Saturday, September 18, 2010

Land without fat (part 4)

Land ‘Without Fat’ is an article I wrote for a local leisure magazine exactly 3 years ago this month. For the hell of it I thought I’d take a look at it again....

 

Round trips: Travelling the Cape West Coast - Land ‘Without Fat’

Driving through Moorreesburg and Hopefield to Vredenburg you’ll notice that the prominent colours – of emerald green and wheat field gold – are slowly leaching out of the landscape as it becomes sparser, as the glare of white, especially as the day advances, becomes prominent. Sand, sea and sky meet here in a sometimes disorientating haziness. It’s also wilder and much more desolate than inland.

Although the Cape West Coast is at times alienating and foreign - emphasised by the dry Mediterranean climate and landscape - it’s typically off-beat South African and up until relatively recently, has remained devoid of crowds and the commercialism characteristic of South Africa’s urban areas and popular coasts.

And the pace here is much slower. Psychiatrist C. G. Jung once remarked, “Hurry is not of the Devil, it is the Devil.” If that’s the case, the Devil certainly doesn’t live on the West Coast...!

Here pervades a sense that life is more real (probably because along long this coast the seasons are hard and dramatic), that you’re somehow moving beyond the superficialities of our instant gratification culture. This is probably why the busy people of the world crave the open roads that take them to the heart of the country, or to its distant, most remote coastlines. In this case a far more arid, even desolate coastline.

Just Blue, the tunicate taxonomy and marine invertebrate research website, explains that the distribution of fauna and flora around the southern African coast is a direct result of the influence of the different water masses that flow on the west and east coasts of the southern tip of Africa.

The powerful Agulhas current (one of the most powerful in the world) flows from the Mozambique channel down the east coast of Africa bringing warm water from the sub-tropics. North of East London the continental shelf is narrow and the warm water of the Agulhas current flows close inshore. The current is steadily pushed away from the coast as the continental shelf widens and the coastal waters become slightly cooler from East London to Port Elizabeth.

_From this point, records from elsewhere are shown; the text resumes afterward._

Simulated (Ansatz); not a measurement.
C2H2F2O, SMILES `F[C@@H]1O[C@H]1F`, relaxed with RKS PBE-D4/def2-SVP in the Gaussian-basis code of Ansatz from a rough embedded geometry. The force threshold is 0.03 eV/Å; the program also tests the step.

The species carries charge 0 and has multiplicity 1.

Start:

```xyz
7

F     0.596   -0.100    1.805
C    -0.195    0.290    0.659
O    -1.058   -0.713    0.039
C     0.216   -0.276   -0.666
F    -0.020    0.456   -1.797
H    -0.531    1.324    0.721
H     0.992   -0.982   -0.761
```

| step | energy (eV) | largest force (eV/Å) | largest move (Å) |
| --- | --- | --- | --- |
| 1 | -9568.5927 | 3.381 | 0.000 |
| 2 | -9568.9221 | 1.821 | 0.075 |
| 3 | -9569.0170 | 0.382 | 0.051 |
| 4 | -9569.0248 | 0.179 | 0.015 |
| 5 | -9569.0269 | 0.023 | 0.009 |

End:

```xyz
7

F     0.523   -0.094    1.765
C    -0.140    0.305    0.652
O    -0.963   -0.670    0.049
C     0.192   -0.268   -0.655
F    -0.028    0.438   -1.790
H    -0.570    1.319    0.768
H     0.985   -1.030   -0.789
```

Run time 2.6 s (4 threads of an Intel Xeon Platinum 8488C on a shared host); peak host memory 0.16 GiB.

The Agulhas current then swings back some 300km offshore south of Cape Agulhas where the continental shelf is at its widest. The west coast of South Africa is influenced by north drifting cold water. Events of up-welling take place when surface waters is blown offshore and cold deep water moves to the surface near the coast.

This water is rich in nutrients and enables microscopic algae (phytoplankton) and macroscopic algae (seaweed) to grow and flourish. The west coast is thus characterised by its productivity and sustains large fisheries, in comparison to the less productive but more diverse east coast.